A Little Help
- Charles Copp

- 19 hours ago
- 3 min read
Francis Spufford writes about the experience of those restless nights where we say: “Hello? Hello? I don’t think I can stand this anymore. I don’t think I can bear it. Not another night like last night. Not another morning like this morning. Hello? A little help in here please. And nothing seems to happen.” March is a month in the church year when we express our most painful thoughts and experiences.
Where do we find a little help? The Psalms of Ascent were traveling songs that God’s people would sing as they made the physical climb up to the hills around Jerusalem. They would sing full of excitement together, and maybe the closest Gloucester comparison might be a sea shanty. Isn’t that an idea? And in Psalm 121, they sing about where help is found:
Psalm 121 1 I lift up my eyes to the mountains— where does my help come from? 2 My help comes from the Lord, the Maker of heaven and earth. 3 He will not let your foot slip—he who watches over you will not slumber;4 indeed, he who watches over Israel will neither slumber nor sleep. 5 The Lord watches over you—the Lord is your shade at your right hand;6 the sun will not harm you by day, nor the moon by night. 7 The Lord will keep you from all harm— he will watch over your life; 8 the Lord will watch over your coming and going both now and forevermore.

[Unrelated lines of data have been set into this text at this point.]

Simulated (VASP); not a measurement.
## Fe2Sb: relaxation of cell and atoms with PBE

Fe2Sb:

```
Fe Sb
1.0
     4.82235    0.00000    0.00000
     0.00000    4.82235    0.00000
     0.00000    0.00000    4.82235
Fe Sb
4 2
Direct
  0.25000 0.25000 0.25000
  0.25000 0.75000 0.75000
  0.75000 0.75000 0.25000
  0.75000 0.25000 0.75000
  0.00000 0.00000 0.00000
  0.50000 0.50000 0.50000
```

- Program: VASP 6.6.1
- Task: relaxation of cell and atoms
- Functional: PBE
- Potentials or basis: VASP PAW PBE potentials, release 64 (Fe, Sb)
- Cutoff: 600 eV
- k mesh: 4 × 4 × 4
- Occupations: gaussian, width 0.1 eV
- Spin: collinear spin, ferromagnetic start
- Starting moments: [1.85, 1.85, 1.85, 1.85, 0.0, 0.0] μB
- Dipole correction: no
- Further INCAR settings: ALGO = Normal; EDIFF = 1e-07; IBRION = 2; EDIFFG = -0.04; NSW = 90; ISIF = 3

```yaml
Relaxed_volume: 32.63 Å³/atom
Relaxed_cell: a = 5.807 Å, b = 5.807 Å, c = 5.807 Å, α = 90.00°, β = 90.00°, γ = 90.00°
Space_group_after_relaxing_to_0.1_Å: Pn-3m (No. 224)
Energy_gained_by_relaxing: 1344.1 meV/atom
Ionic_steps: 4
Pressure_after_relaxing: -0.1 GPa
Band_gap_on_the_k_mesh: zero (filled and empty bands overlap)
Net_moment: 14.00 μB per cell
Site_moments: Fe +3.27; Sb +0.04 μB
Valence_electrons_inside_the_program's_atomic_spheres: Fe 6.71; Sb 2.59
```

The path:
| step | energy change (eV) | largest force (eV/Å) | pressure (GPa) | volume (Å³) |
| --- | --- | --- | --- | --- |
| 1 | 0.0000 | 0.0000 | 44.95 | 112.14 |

Six times in this chapter we’re promised that God will guard over us, watch us, keep us, and help us. My help comes from the Lord, the Maker of Heaven and Earth. But let me repeat that first part too: “I lift up my eyes to the mountains – where does my help come from?” It’d be easy from that to get the impression that the Lord is like Zeus, up in the snow-capped mountains, high and mighty. But I want to share this picture with you of the view from the temple, where those Psalms pilgrims were hiking to:

To be clear, we're now standing on the Lord’s house and lifting our eyes to the mountains around us, that are all much higher than where God is. The Lord’s temple is actually on the smallest hill you can see. Which puts a very different spin on Psalm 121 doesn't it? People sometimes talk about meetings with God as mountain top life moments, and the rest of life as in the valley. But God is claiming in these verses that unlike all the other gods who take the highest, safest, most fortified terrain for themselves, the God of the Psalms isn’t like that at all. God actually chooses to be in the valleys, on our life's smallest stages not the grandest ones. The Lord isn't found high and distant from all our pain and hurt. The Lord is by your side, God is the one securing each step of your departures and arrivals, the Lord is ever vigilant, your ever present help in times of trouble.
And ultimately, all our worship throughout the whole year builds to celebrating how the Lord Jesus helps us, by not just staying in heaven but becoming a human, in humility dying, and offering the quietest rather than the loudest help, but the one that really brings the greatest relief to us: the Lord by our side in the midst of our pain on the cross. We lift our eyes up to the mountains – where does our help come from? Our help comes from the Lord, the Maker of heaven and earth.